In 1985, Primo Levi was known in Britain and America for a single book, If This is a Man, his memoir of survival in Auschwitz. Then came The Periodic Table, which arrived in this country garlanded with eulogies from Saul Bellow, Philip Roth, Italo Calvino and Umberto Eco. I fell upon it avidly, not primarily because of those recommendations, but because Levi was by original trade an industrial chemist: here was a man who had somehow put chemistry at the heart of a book acclaimed by the literati.
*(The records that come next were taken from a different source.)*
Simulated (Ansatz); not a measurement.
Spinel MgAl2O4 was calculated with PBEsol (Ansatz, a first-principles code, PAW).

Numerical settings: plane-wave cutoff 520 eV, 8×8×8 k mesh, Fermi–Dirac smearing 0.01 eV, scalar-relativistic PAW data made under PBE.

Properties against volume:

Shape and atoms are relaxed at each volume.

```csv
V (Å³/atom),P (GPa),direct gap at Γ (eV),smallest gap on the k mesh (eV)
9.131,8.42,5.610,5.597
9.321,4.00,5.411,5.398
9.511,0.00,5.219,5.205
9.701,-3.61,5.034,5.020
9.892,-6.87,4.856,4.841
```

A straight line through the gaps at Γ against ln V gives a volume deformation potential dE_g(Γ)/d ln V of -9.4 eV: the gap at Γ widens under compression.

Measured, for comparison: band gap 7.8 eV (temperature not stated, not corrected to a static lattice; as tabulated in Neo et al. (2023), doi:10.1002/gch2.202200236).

For me, a former chemist, about to edit a poetry magazine, Poetry Review, the timing was perfect. The Periodic Table is an autobiography in which every chapter takes the title of a chemical element. This isn’t formulaic. Sometimes Levi’s story really does have the quest for a particular chemical element as its core; at other times it is the subtlest of metaphors, as in Argon, in which that gas’s almost total inertness symbolises the marginal status of his Piedmontese Jewish forebears.
I read the book originally in English but later came to appreciate Levi in Italian (many of his stories and essays have still never been translated). His style translates exceptionally well because Levi weighs every word; there is, as Bellow says “nothing superfluous”. In his books Levi is grave, serene, dignified and all the more heartbreaking for his modest restraint. For me, the most touching story is Phosphorus. Levi was immensely shy with women and, in a laboratory in 1942, on a wild goose chase for a diabetes cure, he met Giulia, a girl he felt unable to woo properly: “A veil, a breath, a throw of the dice diverted us onto two divergent paths, which were not ours”.
The Periodic Table shows how chemistry was just as animated a realm for Levi as nature was for Thomas Hardy – the stink of chemistry a pleasant effluvium that pervaded his life. It was also a source of moral strength. In the skewed human world of Mussolini’s racial laws and the nightmare inversion of humanity that was Auschwitz, chemistry’s tangible knowledge was an incorruptible bastion to which he could cling: “Matter is matter, neither noble nor vile”. It also saved his life.
Levi was a slightly built man and only the strongest could survive many months of the camp in winter. In the summer of 1944 Levi was detailed to work in the laboratory. The chapter Cerium recounts how he found a store of alloy that could be whittled down to make lighter flints and bartered for food. It was this that kept him alive. The Periodic Table marks a coming of age for science in literature. For Levi there was only one culture and he delighted in trespassing on specialised domains. It is a book that is also a catalyst, one that opens the prospect of a whole world of delighted exploration, an expansion of the literary franchise.